Born and raised in Germany, Hassan Sawaf is a Syrian-German engineer and entrepreneur with 31 years of experience in AI. “In essence, my journey is about the democratization of AI,” he tells us. For him, education and access to technology and data are key to enabling equitable access to AI for everyone.  

A former lecturer and senior researcher, Sawaf sold his machine translation startup AIXPLAIN AG to US-based AppTek in 2004 and relocated to the US, where he headed up AI divisions at eBay, Amazon Web Services, and Facebook. “During my tenure at these large corporations, I saw that many of the people who needed AI spoke one language and the people who were building AI spoke a different language. That made me think: Why don’t we consider this a translation problem and build an AI agent that translates business problems into AI solutions? And that’s what drove me to start aiXplain,” he says.  

In the mid-2020s, Sawaf founded aiXplain to create a marketplace for equitable access to AI. Through aiXplain, users can build their own solutions for business problems, benchmark them, and deploy them, paying as they go. “Our vision is to build a go-to AI platform that transforms ideas into real-world impacting solutions. We want to lead with simplicity and continue with affordability,” he tells us.  

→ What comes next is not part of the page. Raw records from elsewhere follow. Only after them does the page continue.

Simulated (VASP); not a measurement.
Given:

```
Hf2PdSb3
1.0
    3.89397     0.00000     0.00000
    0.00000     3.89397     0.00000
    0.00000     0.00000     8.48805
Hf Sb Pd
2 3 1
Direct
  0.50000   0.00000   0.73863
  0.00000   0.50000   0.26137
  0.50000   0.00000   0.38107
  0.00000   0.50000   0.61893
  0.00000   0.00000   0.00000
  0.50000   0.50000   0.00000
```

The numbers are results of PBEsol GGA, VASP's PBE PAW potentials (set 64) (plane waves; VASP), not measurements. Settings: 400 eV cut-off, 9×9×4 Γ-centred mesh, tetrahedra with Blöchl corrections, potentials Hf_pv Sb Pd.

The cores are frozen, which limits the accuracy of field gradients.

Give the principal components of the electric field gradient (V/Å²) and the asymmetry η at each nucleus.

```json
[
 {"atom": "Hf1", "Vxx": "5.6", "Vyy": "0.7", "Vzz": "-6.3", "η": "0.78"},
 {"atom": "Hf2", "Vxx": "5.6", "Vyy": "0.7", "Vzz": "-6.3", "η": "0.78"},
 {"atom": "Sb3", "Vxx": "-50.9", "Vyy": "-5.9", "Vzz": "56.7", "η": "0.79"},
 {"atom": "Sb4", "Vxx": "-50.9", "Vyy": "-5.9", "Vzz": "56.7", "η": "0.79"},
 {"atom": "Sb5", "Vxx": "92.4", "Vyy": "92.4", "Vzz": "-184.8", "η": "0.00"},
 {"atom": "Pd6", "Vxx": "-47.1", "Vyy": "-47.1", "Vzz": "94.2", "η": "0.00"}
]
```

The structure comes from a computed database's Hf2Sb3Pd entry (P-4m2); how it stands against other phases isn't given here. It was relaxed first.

aiXplain works like a marketplace for AI business solutions, with ready-made solutions available for immediate use, and custom-made solutions built upon request. aiXplain’s agent, Bel Esprit, French for “Beautiful Soul,” guides the team behind aiXplain as well as its customers in building solutions. Today, the platform has 43,000 models and employs 1,400 scientists and engineers across 5 continents.  

For Sawaf, engaging engineers from around the world is a key component of democratization, allowing scientists and engineers who are not employed by Big Tech to benefit from AI. At Bel Esprit’s prompting, these scientists get involved to help resolve challenges that the agent cannot. Unlike other AI-powered solutions which offer a one-size-fits-all solution to users, aiXplain allows users to build their own solutions.  

One of its strongest features is its ability to deal with different languages and dialects, says Sawaf, who has seen a significant uptake of his startup in the Middle East. Almost half of aiXplain’s customers are based in the Middle East, he tells us, with the rest of its customers coming from the US and Europe. 

“The rate of adoption I’m seeing in the Middle East is actually very refreshing. People in the Middle East connect to systems that can deal with English, Arabic, and French, instead of being only English-centric, like many of the solutions that are coming out of the US are,” he says. He stresses the need to have AI that can handle Arabic and its multiple dialects.  

One use case, for example, could be as simple as recording, transcribing, summarizing, and assigning action items to a conversation. This service, offered by multiple platforms, may seem redundant. aiXplain’s advantage is being able to handle languages and dialects of common languages, which many AI transcription tools cannot.  

Because AI can understand, process, compare, and automate requests, it becomes an important resource when addressing exceptional situations, like natural disasters, when companies cannot deploy sufficient resources to address customer needs. “Sometimes, the only way to solve problems is through automation, because it’s difficult to find trained resources to address challenges,” Sawaf tells us.  

Sawaf is no stranger to the anxiety that comes with technology replacing humans. He explains that, while his machine translation startup did displace translators in the beginning, it also created more use cases where human translators were needed. “When I started at eBay, my first project was to expand it into new countries. This required making listings and queries available in the same languages within 200 milliseconds, and there was no way that a human could do that.”  

This new use case, he tells us, created 15,000 jobs for human translators, which were needed to improve indexing and readability.  

Similarly, he describes AI as a sidekick that will allow writers, doctors, artists, economists, and other professionals to do their jobs more efficiently by tapping into a wealth of tools and knowledge that they would not have otherwise been able to access.   

“We should be excited about AI,” he says. “There is still a lot to be done. Right now, we are just scratching the surface.”